The need: use a field to determine how many Jira issues to create

When processes need to be automated, it is quite rare to know in advance exactly how many steps will be required, or how many issues will need to be created. For example, in an onboarding process, you may want to create specific tasks depending on how many services a new employee belongs to. Dynamism is key.

The solution: create issues dynamically with Elements Copy & Sync

With Elements Copy & Sync, you can define dynamic recipes which lets you create several Jira issues. The number of issues created is completely dynamic, and based on values from the source issue of the recipe. These values can come from many different custom fields, such as labels, components, user pickers, checkboxes, group pickers, select lists, or version pickers, which gives you many different ways to automate your issues creation.

(lightbulb) Watch a demo of dynamic issue creation for employee onboarding

Tutorial

This guide explains how to set up a recipe that will create one issue for each component in a source issue.
These issues will all have distinct "Summary" values that will inherit the name of one component from the source issue.

In this example, we will trigger the recipe from an issue with the key SUP-1. This issue has three components : "Payroll Services", "Financial Services", and "Data Center Services".

Prerequisites

A recipe called "Create an issue for each service" has been created, activated, and is available on issue SUP-1.

Configuration steps

1 - As a Jira administrator, go to the "Elements Copy & Sync Cloud" administration and click on Recipes in the navigation bar.

2 - In the Recipes listing page, select "Create an issue for each service" in the Active Recipes list.

3 - Click on the Target step in the navigation menu.

4 - In the "Number of targets" section, click on the Create a dynamic number of issues option.

5 - In the "Issues to create" section, in the Primary field option, select the field that will be used to decide how many issues will be created by the recipe.
In our example, we will use the "Components" field. This means that the recipe will create one issue for each component in the source issue (in our case, there are three components, so three issues will be created).

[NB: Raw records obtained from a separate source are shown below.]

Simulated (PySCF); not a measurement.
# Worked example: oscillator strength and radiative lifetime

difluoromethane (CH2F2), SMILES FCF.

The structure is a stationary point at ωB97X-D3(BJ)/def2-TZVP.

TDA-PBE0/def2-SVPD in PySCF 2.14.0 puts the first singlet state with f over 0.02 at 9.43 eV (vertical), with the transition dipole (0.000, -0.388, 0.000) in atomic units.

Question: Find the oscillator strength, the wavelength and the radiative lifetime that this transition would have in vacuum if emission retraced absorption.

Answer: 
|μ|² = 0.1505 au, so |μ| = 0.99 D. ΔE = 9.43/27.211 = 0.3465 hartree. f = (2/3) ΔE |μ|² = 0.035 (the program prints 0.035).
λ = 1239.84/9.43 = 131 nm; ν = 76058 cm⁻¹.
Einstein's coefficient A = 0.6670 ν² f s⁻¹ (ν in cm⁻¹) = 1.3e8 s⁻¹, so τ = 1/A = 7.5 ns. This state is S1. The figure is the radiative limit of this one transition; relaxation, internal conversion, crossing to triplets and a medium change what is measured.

At this point, the recipe is ready to be used, it will create issues dynamically based on a number of components.
However, we want to go a bit further : we will set a specific summary for each of these issues, based on the components.

6 - Click on the Content step in the navigation menu.

7 - Enable the Set and synchronize fields option, then select "Summary" in the Add target field option.

9 - In the Fields Mapping table, click on the "..." button and select Set a dynamic value.

10 - Use the Insert value from source issue option to open a pop-up, then select Primary field value

This mean that the value from the primary field in the source issue will be used as the value for the "Summary" field in each created issue. In our case, the three issues created will have "Payroll Services", "Financial Services", and "Data Center Services" as their respective summaries.

You can also add a static value in around the dynamic value to create the exact summaries you need : 

In this example, the three issues created will have "Specific summary for Payroll Services", "Specific summary for Financial Services", and "Specific summary for Data Center Services" as their respective summaries.

11 - Save the recipe.

Result

With these steps, when the recipe is triggered from issue SUP-1, three issues will be automatically created, one for each component in SUP-1. Their summaries will be specific and contain the name of each component.

You can also trigger this recipe with a workflow post-function to automatically create these issues each time the status of an issue changes, or use an Automation trigger to do the same thing.